Introduction to Generative Adversarial Networks

Marco Bertini, Lorenzo Seidenari, June-Jully 2019; 12 hours, 3 CFU

Recent advances in computer vision and machine learning are mostly directed towards supervised methods, where the coupling of images and their semantic information is exploited to train deep convolutional neural networks. This approach is also regarded as discriminative and formally models the conditional probability P(y | I) where y is the semantic label (i.e. cat, dog, person) and I is the input image.

Generative models are instead approaches that aim at modelling P(I), or simply put the probability of observing a certain image I. An interesting property of generative models is the capability to sample from the learned distribution, which in our case means create unseen images.

This short course will first cover the basics of deep architectures and the main concepts of generative models: explicit and implicit. The course will then cover the recent approach of Generative Adversarial Networks (GAN), their relation to Nash equilibriums and how to train such models in a stable manner. Finally we will learn how to condition image generation leading to conditional GAN models. cGANs will help us solve many interesting applications such as: compression artifact removal, super-resolution, style and texture transfer.

We will provide examples in Python that can be used to reproduce results.


Lecture 1)

Deep Learning and Convolutional Network Refresher. In order to make the course self contained a brief intro to modern Deep Learning architectures and algorithms with a focus on CNN for image classification. Adversarial examples: how to attack a neural network or making it more general. Generative Models vs Discriminative Models. Explicit vs Implicit models. Fitting explicit models, e.g. mixture of Gaussians.

Lecture 2)

Generative Adversarial Models. Combine Generative models with the Adversarial Learning framework. Optimization problem and relation with Nash Equilibrium. Failure modes and countermeasures to stabilize training. Quantitative evaluation of generated images quality. Inception score and Frech├ęt Inception Distance (FID).

Lecture 3)

Advanced GAN formulations. Avoiding Mode Collapse: Wasserstein GANs. Autoencoder GANs.

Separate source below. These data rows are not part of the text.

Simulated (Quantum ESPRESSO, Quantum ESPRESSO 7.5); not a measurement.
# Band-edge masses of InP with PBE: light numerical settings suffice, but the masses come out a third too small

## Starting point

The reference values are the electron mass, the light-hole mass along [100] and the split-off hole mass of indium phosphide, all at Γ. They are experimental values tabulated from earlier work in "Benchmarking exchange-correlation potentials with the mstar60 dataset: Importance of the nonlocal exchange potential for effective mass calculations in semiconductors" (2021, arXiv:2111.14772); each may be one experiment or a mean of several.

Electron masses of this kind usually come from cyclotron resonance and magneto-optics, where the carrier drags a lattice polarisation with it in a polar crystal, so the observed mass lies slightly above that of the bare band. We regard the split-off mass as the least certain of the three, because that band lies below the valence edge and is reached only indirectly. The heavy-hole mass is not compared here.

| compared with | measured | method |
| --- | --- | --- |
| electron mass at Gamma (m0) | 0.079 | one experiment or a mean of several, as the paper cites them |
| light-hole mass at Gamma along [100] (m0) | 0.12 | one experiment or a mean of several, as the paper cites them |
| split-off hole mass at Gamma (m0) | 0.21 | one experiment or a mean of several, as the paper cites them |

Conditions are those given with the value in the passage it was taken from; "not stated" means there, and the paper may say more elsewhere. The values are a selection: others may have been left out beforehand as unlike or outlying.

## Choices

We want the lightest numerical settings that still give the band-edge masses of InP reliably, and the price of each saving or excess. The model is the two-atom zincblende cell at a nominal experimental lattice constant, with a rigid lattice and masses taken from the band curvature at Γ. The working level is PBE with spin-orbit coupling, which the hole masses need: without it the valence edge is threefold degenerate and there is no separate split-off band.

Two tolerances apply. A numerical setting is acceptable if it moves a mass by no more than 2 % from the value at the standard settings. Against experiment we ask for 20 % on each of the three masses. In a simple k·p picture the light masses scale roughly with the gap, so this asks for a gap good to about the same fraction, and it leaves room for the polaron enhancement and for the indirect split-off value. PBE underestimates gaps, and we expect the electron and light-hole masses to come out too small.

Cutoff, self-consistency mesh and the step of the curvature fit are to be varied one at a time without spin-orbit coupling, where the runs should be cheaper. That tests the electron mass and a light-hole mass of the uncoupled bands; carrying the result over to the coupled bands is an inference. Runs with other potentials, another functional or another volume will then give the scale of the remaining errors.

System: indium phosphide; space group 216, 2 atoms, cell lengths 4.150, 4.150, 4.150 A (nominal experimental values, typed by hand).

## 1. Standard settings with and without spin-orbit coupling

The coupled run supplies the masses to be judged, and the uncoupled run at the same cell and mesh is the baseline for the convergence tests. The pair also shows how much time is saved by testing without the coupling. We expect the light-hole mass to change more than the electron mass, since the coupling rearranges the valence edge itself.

Training multiple independent GANS (SGANS). Reducing Vanishing Gradient: Least Square GANs.

Lecture 4)

Conditional image generation. Conditioning the generator using discrete variables (text or category). Conditioning using images in paired and unpaired setting. Applications: super resolution, artifact removal, style transfer.

** Evaluation

Students can either decide to present a paper from recent NIPS, CVPR, ICCV or ECCV conferences on Generative Models or perform experiments on a dataset of choice for image generation.